To do so, Phillpott uses
More on data visualization
Read how advanced data visualization tools help curtail theft
Learn how data visualization tools may be the key to ‘big data’ success
Discover how data visualization could be vital for pervasive BI
“The more ways you can look at the data, the better,” Phillpott said.
One he’s more recently implemented is from the small startup Recorded Future, headquartered in Cambridge, Mass., and Göteborg, Sweden. Recorded Future’s technology presents users with a Web interface that operates much like a search engine. Yet rather than asking an engine to find every reference to a particular request, Recorded Future takes it one step further by coupling topics with time.
Deep dives into Web data
Recorded Future teases out facts from news stories, government sources, blog posts and selected Twitter feeds. Facts are organized into categories -- such as people, places, products and businesses -- and timestamped, indicating when the fact will do something. Recorded Future then weighs search results with a set of metrics like source, repetition of information and sentiment before organizing them into a digestible, visual dashboards, turning unstructured data into structured data.
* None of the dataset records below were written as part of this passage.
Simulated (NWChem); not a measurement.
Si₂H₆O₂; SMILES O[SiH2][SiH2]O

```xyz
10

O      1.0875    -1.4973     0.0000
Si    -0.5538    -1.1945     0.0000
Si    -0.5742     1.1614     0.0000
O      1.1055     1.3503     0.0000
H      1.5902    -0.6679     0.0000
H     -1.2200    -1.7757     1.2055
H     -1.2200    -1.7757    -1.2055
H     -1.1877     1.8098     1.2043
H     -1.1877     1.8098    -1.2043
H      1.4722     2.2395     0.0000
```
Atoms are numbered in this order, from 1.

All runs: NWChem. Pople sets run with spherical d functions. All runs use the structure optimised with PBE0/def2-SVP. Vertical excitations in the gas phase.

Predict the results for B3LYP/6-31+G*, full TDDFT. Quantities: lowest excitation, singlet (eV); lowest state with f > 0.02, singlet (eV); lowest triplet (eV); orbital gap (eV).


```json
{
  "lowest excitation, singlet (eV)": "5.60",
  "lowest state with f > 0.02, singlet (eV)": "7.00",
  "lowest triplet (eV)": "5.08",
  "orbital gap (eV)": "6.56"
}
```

“Rather than sit there and fumble through Google or fumble through other tools, I can create a template that does that deep-dive search for me,” said Phillpott, who is the only Valkyrie employee currently using the technology.
Phillpott uses the technology to monitor subjects he’s determined are important to keep up to date on. With Recorded Future, he can essentially “follow” those subjects across the Web, and that kind of data has the potential to provide insight he may not have encountered otherwise.
For example, Phillpott said he’ll create a watch list of Valkyrie partners to aggregate and map out what organizations are doing, what they may be interested in and what they’re talking about publicly. That kind of information can help Valkyrie provide better customer service to its partners, he said.
“Let’s say they’re going after a contract, and we know we have some skill set that could help,” he said. “We could add value to them.”
Phillpott said the technology was highly intuitive and easy to use, but noted the difficulty of importing and exporting data. Data points are identified by Recorded Future and he cannot import other related data he’s found into the system or export that data to be used with another data visualization tool. Currently, anytime he finds an instance for crossover data from one tool to the other, he is performing the task manually.
Plus, he said, some of the searchable entities he may be interested in have not been identified by Recorded Future.
“Some of the companies I’m looking at are really small, and they maybe don’t have a big presence and haven’t been identified by Recorded Future,” Phillpott said. “Sometimes you have to go back in … and teach the system a new entity. And that’s cumbersome.”
Time + analytics = ‘temporal analytics’
But Recorded Future is more than a monitoring device. While the front-end of the tool is a Web interface, the back end is a bit more complicated.
Recorded Future sifts through 100,000 Web pages an hour, according to the company’s CEO and co-founder Christopher Ahlberg. The technology uses text and sentiment analytics to organize historical and forward-looking patterns and make them available for consumption.
Ahlberg, one of the original forces behind the data visualization tool Spotfire later acquired by Tibco, calls the machine a temporal analytics engine; others have referred to it as a more advanced version of Google and a method for spying. (Along those lines, it has attracted attention -- and investment -- from both Google and In-Q-Tel, which invests in technology on behalf of the U.S. government.) But it’s also been referred to as a “prediction machine.”
When Ahlberg describes the technology, it’s under the latter umbrella. For many businesses, the holy grail of analytics falls to predictive analytics: Does a company’s data contain undiscovered patterns that could remove some of the riskiness of gut decision making or spot trends before they’ve trended? Recorded Future is operating on a similar theory, but its database is huge: the entire Web.
Currently, Phillpott is using the tool for more organizational purposes -- to keep abreast of important dates that are happening now and down the road. But Ahlberg is hoping his analytics engine will actually be used to spot patterns before an event becomes an event.
A white paper on “big data” and Recorded Future compares itself with “niche examples” like Google’s Flu Trends, which was able to detect flu outbreaks based on Google search patterns.
“By applying temporal analytics to what is written about the future, and by algorithmically crowd-sourcing the resulting temporal information, we can draw conclusions and gain insight,” reads the paper, which was written by Staffan Truvé, chief scientist and Recorded Future co-founder.
But the “prediction engine” comes with a caveat: Text analytics is still a maturing technology, and that means potential errors can be introduced when aggregating data.
“Accuracy is an issue,” said Ahlberg. But he believes the issue is a small one. On the whole, he said 80% to 85% of the text analytics are dead-on.
For someone like Phillpott, misreads of the data are to be expected. “It’s not a perfect system,” he said.